But Dinesh and Kalpana Patel spared few other details in a deeply traditional three-day Indian wedding ceremony given for their only daughter, Avni, and her future husband, Abhishek Dhingra.

The series of private events, held at the Patels' spacious home in Holladay and culminating Saturday in front of hundreds of guests at Salt Lake City's Grand America Hotel, amount to one of the most elaborate renditions of authentic Indian matrimonial rites ever witnessed in Utah.

Family members and friends watched beautifully staged scenes, each with its primordial meanings, in a string of rituals one might see in rural villages anywhere across India. Holy men sprinkled water carried to Utah from the sacred Ganges River, among scores of sanctified objects brought from the mother country.

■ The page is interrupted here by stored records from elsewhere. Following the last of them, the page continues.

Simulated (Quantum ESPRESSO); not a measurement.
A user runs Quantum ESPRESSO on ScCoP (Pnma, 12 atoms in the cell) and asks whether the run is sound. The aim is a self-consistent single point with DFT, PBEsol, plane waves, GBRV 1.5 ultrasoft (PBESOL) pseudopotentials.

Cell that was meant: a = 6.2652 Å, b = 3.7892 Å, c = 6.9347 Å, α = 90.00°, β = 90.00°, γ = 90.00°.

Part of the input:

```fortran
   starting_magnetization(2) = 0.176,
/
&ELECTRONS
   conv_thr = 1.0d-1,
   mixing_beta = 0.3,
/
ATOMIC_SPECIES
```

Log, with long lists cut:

Nearly 800 guests are invited to the formal reception, in the hotel's ballroom. The groom's party will ride through closed city streets to Saturday's ceremonies on horses — instead of the customary elephants.

"It has made me very happy," said Hindu pandit Satish Kumar, leader at Sri Ganesha Temple in South Jordan and officiant at the ceremonies. "Today, the world is becoming very modern, modern, modern, and yet they are devoting much attention to these rituals. For me, they are compromising nothing."

Starting early Thursday, the couple's nuptials brought a dazzling burst of millennia-old customs, stunning colors, holy substances, delicious foods, music, dancing and Hindu ritual to a U.S. state otherwise known as the global capital for Mormon marriages.

"We wanted to make it something that everyone will enjoy," said father of the bride Dinesh Patel. The wealthy venture capitalist and philanthropist, considered a pioneer in Utah's biotechnology industries, seemed to move through the weekend's events with a gratified, subdued air.

As to the wedding's cost, Patel joked, "We probably won't worry about that. Daughters get what they want."

Media access to the wedding was tightly controlled, but Patel said in an interview that it was a joyful expression of the merging of two people and their extended clans. The succession of carefully researched and executed rites, he said, also offered a cultural showcase reflecting the Indian community's growing numbers in Utah.

"We have made our presence felt," said Patel, who was born in Zambia to Indian parents and came to the U.S. in 1985. "That's part of having a big ceremony.''

Avni Patel, reared in Utah, met Dhingra, who is from Houston, while visiting mutual friends in Austin, Texas. He proposed in Las Vegas in 2013 after a treasure hunt with clues across the city.

He works in finance for Wells Fargo. She is in social-media marketing.

"Being first generation in the U.S., our parents tried to make sure we stayed in tune with our cultures," Dhingra said. "Even though we didn't grow up in India, we understand what is important and our cultural heritage."

Atlanta-based wedding planner Nirjary Desai said the weekend events took nearly 15 months to research and plan, including a five-week trip to India. Between arrangements, designers, decor, catering, DJs and the rest, a staff of up to 100 people is working to ensure all goes well. The focus on authentic customs has been unwavering.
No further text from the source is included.